Diesel, a brand owned by the OTB Group, will launch 28,000 pairs of jeans this autumn that are constructed with at least 20% recycled fibres supplied from its Tunisian supply chain.
The United Nations Industrial Development Organisation (UNIDO) and Diesel collaborated to create a closed-loop recycling solution for fabric-cutting waste last year. The project, which is a component of the EU-funded SwitchMed Programme, aims to demonstrate how manufacturing wastes may and should be considered as resources and how circular business models that are extended to the full supply chain can lead to more responsible raw material use.
In order to increase the value of pre-consumer textile waste, UNIDO and Diesel have principally concentrated on creating a local business ecosystem in Tunisia. Starting at the clothing factories, cutting scraps are sorted. The remnants are then mechanically recycled to create regenerated cotton fibres, which are subsequently added back into the spinning and weaving processes for denim fabrics.
Diesel’s denim manufacturing in Tunisia generated about 7,500 kg of textile cutting waste, which was collected and delivered to recycling facilities. 28,000 pairs of jeans were made from the 46,000 metres of recycled cloth that these factories generated. Diesel’s Spring/Summer 2024 collection will use 4,200 kg of additional textile-cutting waste that has been sent to recycling facilities to be incorporated into materials.
According to Andrea Rosso, Diesel’s sustainability ambassador, the project is in line with the company’s long-term For Responsible Living sustainability strategy and helps the company achieve the UN Sustainable Development Goal 12 of responsible consumption and production. “Here at Diesel, we foster creative ways to reuse or recycle products and waste across our value chain and we believe that production scraps should be treated as a resource and a way to create innovation with our own product,” he said.
According to a recent UNIDO-commissioned research, Tunisia’s textile industry generates over 31,000 tonnes of trash annually, of which 55 percent is categorised as scrap. Utilising recycled fibres could greatly lessen the industry’s negative environmental effects, including water conservation, carbon emissions reduction, and the release of potentially dangerous chemicals.
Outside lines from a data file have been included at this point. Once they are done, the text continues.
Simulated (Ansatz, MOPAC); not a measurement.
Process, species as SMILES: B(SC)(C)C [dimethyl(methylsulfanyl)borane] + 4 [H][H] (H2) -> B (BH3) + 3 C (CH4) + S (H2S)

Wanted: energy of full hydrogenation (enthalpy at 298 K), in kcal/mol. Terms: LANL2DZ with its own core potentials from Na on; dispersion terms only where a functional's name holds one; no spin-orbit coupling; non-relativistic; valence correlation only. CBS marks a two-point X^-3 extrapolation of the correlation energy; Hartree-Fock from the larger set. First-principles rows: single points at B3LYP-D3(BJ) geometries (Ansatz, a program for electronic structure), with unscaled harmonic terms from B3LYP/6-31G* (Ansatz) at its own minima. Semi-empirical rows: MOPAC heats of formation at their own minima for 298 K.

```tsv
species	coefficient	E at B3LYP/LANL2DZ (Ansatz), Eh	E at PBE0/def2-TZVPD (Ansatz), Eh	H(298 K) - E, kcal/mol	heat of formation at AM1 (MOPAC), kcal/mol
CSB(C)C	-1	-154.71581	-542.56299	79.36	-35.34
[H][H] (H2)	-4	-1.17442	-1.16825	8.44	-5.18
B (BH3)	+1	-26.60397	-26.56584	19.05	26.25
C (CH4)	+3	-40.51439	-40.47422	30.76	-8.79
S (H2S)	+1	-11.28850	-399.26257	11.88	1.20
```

“This pilot project demonstrates that capturing the value of waste within the local supply chain in Tunisia is not only technically feasible, but also economically and environmentally more attractive and beneficial than transporting such waste to other regions for recycling, or even worse discarding it altogether,” said Roberta De Palma, UNIDO chief technical adviser.
With the Swedish company Nudie Jeans, UNIDO previously tested a circular project in Tunisia to remake second-rate jeans—those with minor flaws like a discoloured wash, uneven stitching, or irregular cuts—into new ones. In excess of its intended aim of 15,000 pairs, the project turned 6,530 pairs of subpar jeans into 16,000 new pairs composed of 20 percent recycled cotton.